The City Council and Mayor Eric Adams continue to be at political odds.

On Thursday, the City Council voted to give the Speaker Adrienne Adams the authorization to take legal action against Mayor Adams and his administration in relation to the city’s voucher assistance program, known as CityFHEPS.

“The I’s have it,” Democrat Councilmember Amanda Farías said after the vote.

What You Need To Know

  • The City Council has given Speaker Adrienne Adams the authority to take legal action against the Adams administration over the CityFHEPS program

  • The City Council passed a law making critical changes to the program last year including expanding vouchers to New Yorkers facing eviction

  • Mayor Eric Adams' administration contends the changes are too costly to implement and increases competition for housing

  • The changes went into effect last month. The council speaker sent a letter in late January threatening a lawsuit if the changes weren't implemented by Feb. 7

The City Council last year passed bills aimed at expanding the CityFHEPS program that helps homeless New Yorkers access apartments.

As part of the changes, the City Council expanded access to the vouchers to also include New Yorkers facing eviction.

The bills became effective last month, but the administration has yet to implement them.

“It is our responsibility to get to compliance just like you need to comply with the law, I have to comply with the law, the administration has to comply with the law as well,” Speaker Adams said ahead of the vote.

The City Council argues the bills are necessary for helping struggling New Yorkers at a time when the shelter population has ballooned amid an influx of migrants.

“I promised New Yorkers we were going to do something revolutionary. We were going to start helping New Yorkers before their lives fell apart. Nearly a year later, that promise has not been realized,” Democrat Councilman Shaun Abreu said, who himself struggled with housing as a child.

“This [City] Council cares very deeply not just about building new affordable housing but allowing people to remain in their homes,” Democrat Councilman Eric Dinowitz said on Thursday.

Democrat Councilwoman Diana Ayala, who chairs the committee that pushed the bills forward, said Thursday’s vote could have been avoided had the administration been willing to negotiate.

“We could’ve come up with some kind of guiding principle that allowed us to get to a certain place where everyone was comfortable, but that was not on the table. It’s never been on the table. There’s never been any interest in the bills and so here we are,” Ayala said.

However, Mayor Adams’ office says the changes are too costly and will increase competition for housing.

City officials said the administration has already made significant changes to the voucher program to make it more accessible.

“A big one is that we eliminated the 90-day rule, where people needed to be in shelter for 90 days before they were eligible. Another really important change is that we have standardized and for families with children have reduced work requirements,” Department of Social Services Commissioner Molly Park said at a separate and unrelated press conference.

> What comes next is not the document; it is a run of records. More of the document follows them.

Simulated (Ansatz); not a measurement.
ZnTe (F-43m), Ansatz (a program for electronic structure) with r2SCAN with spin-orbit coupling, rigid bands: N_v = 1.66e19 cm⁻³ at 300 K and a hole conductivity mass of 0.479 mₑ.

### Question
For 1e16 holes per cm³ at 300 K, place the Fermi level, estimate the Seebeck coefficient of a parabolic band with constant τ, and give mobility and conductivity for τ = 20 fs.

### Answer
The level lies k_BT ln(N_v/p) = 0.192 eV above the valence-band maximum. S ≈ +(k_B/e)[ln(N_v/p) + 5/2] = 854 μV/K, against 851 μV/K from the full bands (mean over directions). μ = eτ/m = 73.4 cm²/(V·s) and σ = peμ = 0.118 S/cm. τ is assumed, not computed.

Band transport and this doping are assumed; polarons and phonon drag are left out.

The move by the City Council came the same day Mayor Adams announced a new housing initiative for voucher holders.

“We are financing non-for-profits to either lease or acquire buildings that they can then turn into affordable housing for families and individuals in the DHS system,” Park said. “I’ve got more than 10,000 households in the shelter system who have a voucher who are searching for housing. So what we have is a housing supply problem in New York City.”

The new housing initiative aims to create 1,500 new units of housing of which the city intends to fast-track 1,000 units.